The Instituto Agronomico Per L’Oltremar (IAO), a scientific and technical branch of the Italian Ministry of Foreign Affairs, has undertaken a project in collaboration with the Pakistan Oilseed Development Board (PODB), Tarnab, to provide technical support to farmers in the areas with potential for olive cultivation in an effort to produce edible oil, official sources said.
“Olive cultivation has the potential to ease together with other crops the burden of the import bill for edible oil,” said a survey report prepared by Del Cima Raffaele, a researcher working with the IAO. The survey was conducted to identify areas suitable for olive plantation.
The Italian institute selected Charsadda, Bajaur, Bannu, Buner, Lower Dir, Malakand, Mardan, Swabi, Swat, Kurram, North and South Waziristan, Tank and Khyber Agency. Some areas in Batagram, Shangla and Kohistan and parts of Balochistan were also found suitable for olive cultivation.
The country’s edible oil bill is $ 958 million per annum and it is the second largest allocation after petroleum products. The country’s requirement of edible oil is 2.775 million tons per year and indigenous production is only 0.815 million tons per year, which is only 30 per cent of the total edible oil consumption. “We have to import 1.67 million tons per year,” the sources said.
“The PODB wants to bridge the gap between consumption and production by 2015 to 50 per cent through introduction of olive oil production,” said a researcher involved in training of staff for oil cultivation under the project called ‘Olive plantation in the NWFP, Potohar and Balochistan and maintenance of orchards established by the PODB’.
About 30 employees of the PODB were recently trained under the project by the Pakistan Chemical and Industrial Research Laboratory (PCSIR) and the Italian Cooperation Office.
The project, which commenced in April 2005 with a cost of Rs39.185 million, was conducted and financed with the assistance of the IAO, but technical trainings had recently been started, the sources said.
“The project of IAO-PODB aims at providing technical support to farmers in an effort to produce edible oil and we want to extend it to the seven tribal agencies,” said Azmat Ali Awan, the project in-charge and a researcher at the PODB.

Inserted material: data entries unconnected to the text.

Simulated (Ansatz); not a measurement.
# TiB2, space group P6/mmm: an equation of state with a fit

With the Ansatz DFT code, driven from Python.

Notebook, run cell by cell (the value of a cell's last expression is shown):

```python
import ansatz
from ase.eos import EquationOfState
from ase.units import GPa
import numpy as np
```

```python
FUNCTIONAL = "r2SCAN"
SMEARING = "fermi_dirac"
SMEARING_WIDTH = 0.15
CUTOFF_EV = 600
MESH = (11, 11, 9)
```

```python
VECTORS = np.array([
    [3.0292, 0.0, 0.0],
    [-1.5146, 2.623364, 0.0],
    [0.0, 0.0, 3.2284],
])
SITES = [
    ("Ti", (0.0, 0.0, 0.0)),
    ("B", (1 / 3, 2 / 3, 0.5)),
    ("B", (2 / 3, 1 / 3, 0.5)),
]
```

He said they wanted to train farmers in the seven agencies, but so far they had been able to cultivate olive only in settled parts.
“We plan to train 1,000 small farmers and 600 have already been trained,” he said.
Farmers are being provided with saplings on confessional rates. The PODB was already running three projects, but the Mr Awan admitted that they faced a two-year delay in the projects, started in 2001, on grafting of wild olives.
There was a two-year delay in funding and provision of saplings, but slowly the orchards cultivated under the ongoing projects were yielding results, he said.Of the targeted eight million plants, 5.5 million plants have been converted through grafting.
Orchards in Malakand and Sungbhati (Mardan) have produced fruit. Orchards in Malakand produced 85 litres of olive oil from 889kg and 733kg produced 183 litres of olive oil in Sungbhati, Mr Awan said.
He said the Italian government had provided an automatic olive extraction unit, a machine that could extract oil from 500kg per hour. Before that, the PBOD only had an outdated machine that could extract oil from 50kg per hour.
He said that in the beginning wrong selection of areas without conducting any research had resulted in wastage of energies, but now he hoped that in the next five years or so they would be able to work on commercial lines and 50 per cent of requirement of edible oil would be achieved.
He said areas in the tribal region should be focused for olive cultivation. Efforts to introduce olive cultivation in Fata have been fruitless so far. Mr Awan said a plan had been prepared during the tenure of NWFP Governor Ali Mohammad Jan Orakzai for olive cultivation in the seven agencies, but the project hit snags after the governor was replaced.